Posts Tagged ‘depsoit insurance’

You Don’t Want To Pay Deposit Insurance Premiums A Year In Advance? Fine – Then Pay Three Years Worth! You Wanna Try For Six?

Wednesday, September 30th, 2009

So the FDIC is proposing to have banks pay three years worth of deposit insurance premiums in advance, as opposed to the single year contemplated just a few days earlier. (see “Humpty Dumpty and the FDIC”). This move should raise around $45 billion, replenishing a fund which had fallen to less then $11 billion at the end of the second quarter and apparently slipped into a negative balance this week.

A prepayment of fees is seen by the banking industry as preferable to a special assessment like $5.6 billion they got hit with earlier this year, since rather than being treated as an immediate expense it’s counted as an asset which gets drawn down as the premiums would normally come due. So by this bit of accounting legerdemain a sudden hit to bank earnings is avoided and (regulators willing) the lending capital of the bank may be preserved.

As I noted earlier, insurance premiums should be set counter-cyclically, which is to say raised during periods of strong bank earnings and eased during periods of contraction. And indeed, the FDIC proposes its’ next outright increase in assessments (3 basis points) to be postponed to 2011.

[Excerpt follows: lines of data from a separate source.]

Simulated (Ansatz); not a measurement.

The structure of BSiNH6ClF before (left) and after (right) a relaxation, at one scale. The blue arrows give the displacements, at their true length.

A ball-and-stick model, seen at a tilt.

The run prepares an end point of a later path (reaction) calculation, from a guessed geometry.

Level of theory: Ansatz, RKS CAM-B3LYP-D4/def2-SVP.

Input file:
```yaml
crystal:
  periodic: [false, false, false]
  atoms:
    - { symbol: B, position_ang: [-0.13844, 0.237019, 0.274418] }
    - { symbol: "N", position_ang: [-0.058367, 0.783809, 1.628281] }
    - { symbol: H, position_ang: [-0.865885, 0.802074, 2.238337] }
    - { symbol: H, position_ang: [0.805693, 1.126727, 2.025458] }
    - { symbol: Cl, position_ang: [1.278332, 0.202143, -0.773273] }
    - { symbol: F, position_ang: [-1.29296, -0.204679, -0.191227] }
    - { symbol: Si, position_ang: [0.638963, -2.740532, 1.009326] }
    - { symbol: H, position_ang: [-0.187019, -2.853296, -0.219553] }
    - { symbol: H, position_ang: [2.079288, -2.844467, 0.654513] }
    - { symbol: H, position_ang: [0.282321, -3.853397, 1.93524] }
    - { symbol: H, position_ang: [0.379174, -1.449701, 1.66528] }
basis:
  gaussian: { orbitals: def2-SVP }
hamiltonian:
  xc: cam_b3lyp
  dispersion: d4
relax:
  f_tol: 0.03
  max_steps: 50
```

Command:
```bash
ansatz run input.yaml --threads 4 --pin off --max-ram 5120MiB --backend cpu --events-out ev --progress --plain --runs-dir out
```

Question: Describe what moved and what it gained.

The problem here is that the proposed prepayment constitutes a massive shift on the asset side of banks balance sheets from actual cash to funds pre-paid to the FDIC, and that’s an asset that can’t generally be tapped to meet liquidity needs except in very limited form and under dire conditions e.g. a potential bank failure. The FDIC’s decision to go the prepayment route as opposed to borrowing from the Fed or Treasury may be more politically palatable, but for weak banks that have received government support these premiums will effectively be prepaid with taxpayer money anyway. As for stronger institutions, one has to question the wisdom of weakening the cash position of viable firms just as a wave of commercial real estate mortgage defaults may be about to hit the banking system.

Since we as taxpayers are in essence loaning much of the money to prepay these premiums through federal bailout funds, a more forthright and stabilizing alternative would be to be straight with the American people: have Treasury or the Fed loan the money necessary to recapitalize the FDIC and, for now, let strong banks keep as much cash on the books as possible, facilitating both stimulative lending and confidence in the event of further losses. And then, when the recovery finally does come, have the discipline and recall of history to raise deposit insurance premiums on all sound banks, tapping bank profits to pay back the taxpayer with interest.

After all, haven’t we had enough smoke and mirrors for one crisis?